Letters are for looking back.
Just as with a journal, letters allow us to remember both the joy and the pain.
Pictures are a different kind of remembering, mostly the happy kind. How often do we take pictures of skinned knees, allergic reactions, temper tantrums, bad mood mommies, rejection letters, burned waffles, spilled milk, stinky diapers, house contracts that fall through, or funeral processions?
The pictures make us happy and nostalgic, but the letters remind us that, "Life is like pizza. Even when it's bad, it's good."
Last year, on July 9th, I wrote a letter to my mom and sent her a few pictures (the best of both worlds!).
I would have completely forgotten the trial I faced that day had I not been documenting my letters all year long last year and reading back through some of them now. And even if I did remember the hardship, it would be a vague recollection, pegged only as happening "sometime last summer."
I get to celebrate through remembering because I get to be thankful that what happened then isn't happening now. Letters read later act as a call to celebration, a tribute to overcoming a trial.
This is a picture of the pictures I sent in my mom's letter last year.
Day 123: July 9, 2015
This time 36 years ago, you were a very pregnant lady. Did you want me to be born on a particular day? Were you nervous about having your first baby? I can't believe I am almost 36. It seems like a lot of years to have lived, yet I hope I have at least 50 more. I also hope I grow older as gracefully and as full of peace with myself as you have. You are a great example for me, Mama, and I'm so glad to have you in my life. I printed these pictures for you the other day, but instead of giving them to you when you were here, I wanted to put them in a card to you.
Today is Day 123 of my letter-writing project, so I'm officially more than a third done now. I'm still enjoying it very much.

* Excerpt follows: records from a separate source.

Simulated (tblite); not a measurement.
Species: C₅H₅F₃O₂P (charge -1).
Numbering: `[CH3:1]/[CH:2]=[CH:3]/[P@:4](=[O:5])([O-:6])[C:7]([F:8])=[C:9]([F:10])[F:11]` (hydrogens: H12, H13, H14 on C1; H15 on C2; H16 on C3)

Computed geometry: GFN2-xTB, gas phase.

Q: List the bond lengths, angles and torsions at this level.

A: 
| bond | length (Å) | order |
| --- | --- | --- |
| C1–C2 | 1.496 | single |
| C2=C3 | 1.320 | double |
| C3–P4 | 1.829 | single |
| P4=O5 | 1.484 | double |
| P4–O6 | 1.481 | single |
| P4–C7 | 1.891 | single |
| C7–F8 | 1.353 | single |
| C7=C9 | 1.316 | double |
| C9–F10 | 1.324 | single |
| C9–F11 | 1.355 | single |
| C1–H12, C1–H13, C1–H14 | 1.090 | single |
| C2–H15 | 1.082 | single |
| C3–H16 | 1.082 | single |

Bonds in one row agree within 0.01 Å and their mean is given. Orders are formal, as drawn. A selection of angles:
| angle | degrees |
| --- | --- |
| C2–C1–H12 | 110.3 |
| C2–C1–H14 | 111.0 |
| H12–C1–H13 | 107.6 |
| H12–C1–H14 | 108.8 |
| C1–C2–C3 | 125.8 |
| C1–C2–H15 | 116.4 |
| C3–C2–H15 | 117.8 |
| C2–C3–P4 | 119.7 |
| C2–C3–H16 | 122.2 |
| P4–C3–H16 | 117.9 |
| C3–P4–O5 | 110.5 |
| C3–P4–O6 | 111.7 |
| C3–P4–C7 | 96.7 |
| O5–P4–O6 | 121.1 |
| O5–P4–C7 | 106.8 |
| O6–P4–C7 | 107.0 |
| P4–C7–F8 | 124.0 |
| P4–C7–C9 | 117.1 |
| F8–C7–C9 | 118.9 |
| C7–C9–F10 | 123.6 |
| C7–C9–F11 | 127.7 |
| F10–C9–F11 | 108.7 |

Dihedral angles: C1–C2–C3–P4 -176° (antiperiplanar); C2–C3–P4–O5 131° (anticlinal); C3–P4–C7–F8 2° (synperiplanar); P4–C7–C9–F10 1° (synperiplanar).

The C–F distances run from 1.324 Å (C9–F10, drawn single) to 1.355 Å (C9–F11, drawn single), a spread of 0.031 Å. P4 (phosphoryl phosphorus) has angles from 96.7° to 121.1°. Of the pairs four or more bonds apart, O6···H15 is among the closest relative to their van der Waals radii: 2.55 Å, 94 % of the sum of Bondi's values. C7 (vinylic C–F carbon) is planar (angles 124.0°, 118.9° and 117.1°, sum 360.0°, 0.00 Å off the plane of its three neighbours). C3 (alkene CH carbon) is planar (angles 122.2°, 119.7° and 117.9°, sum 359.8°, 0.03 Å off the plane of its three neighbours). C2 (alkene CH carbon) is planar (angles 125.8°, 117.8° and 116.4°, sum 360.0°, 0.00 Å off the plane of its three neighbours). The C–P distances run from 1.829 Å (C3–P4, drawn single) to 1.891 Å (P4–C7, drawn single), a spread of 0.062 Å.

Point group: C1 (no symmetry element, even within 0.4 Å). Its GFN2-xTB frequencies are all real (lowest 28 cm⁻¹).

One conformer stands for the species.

Last night after dinner, our kitchen sink suddenly got clogged. It had not been draining slowly or acting up at all, and then all of a sudden, it wouldn't drain at all. TJ spent over 2 hours last night trying to figure out the problem - taking apart the pipes, pouring down Drano, fiddling around in the utility closet where he thought the pipes led - all to no avail. So it was all very stressful because we were having people come over for dinner and I didn't see how I could cook today. I was really worked up about it this morning, not sure if we should cancel or order pizza. I finally decided to start dinner prep over in the garage apartment (with the boys helping me carry things back and forth). The guy came to fix the sink around 12:30, and using his tools, he cleared the pipes, no problem. So now we are back in business!....although I feel like I need a whole day to mentally recover from the stress of the situation. It felt like a giant. I'm glad it happened before TJ was out of town or we have all our houseguests. That would've been even worse. Writing about it now is good for debriefing!
Let's talk soon.
So that was then, and this is now. It's a beautiful Saturday at the lake and our drains are working just fine. No one is coming for dinner, and in eight days, I'll turn 37. I still hope I have at least 50 years to live. And I still want to grow old like my mom.
(I feel like I should attribute the "Life is like pizza" quote to someone because I didn't make it up, but I have no idea where I heard it.)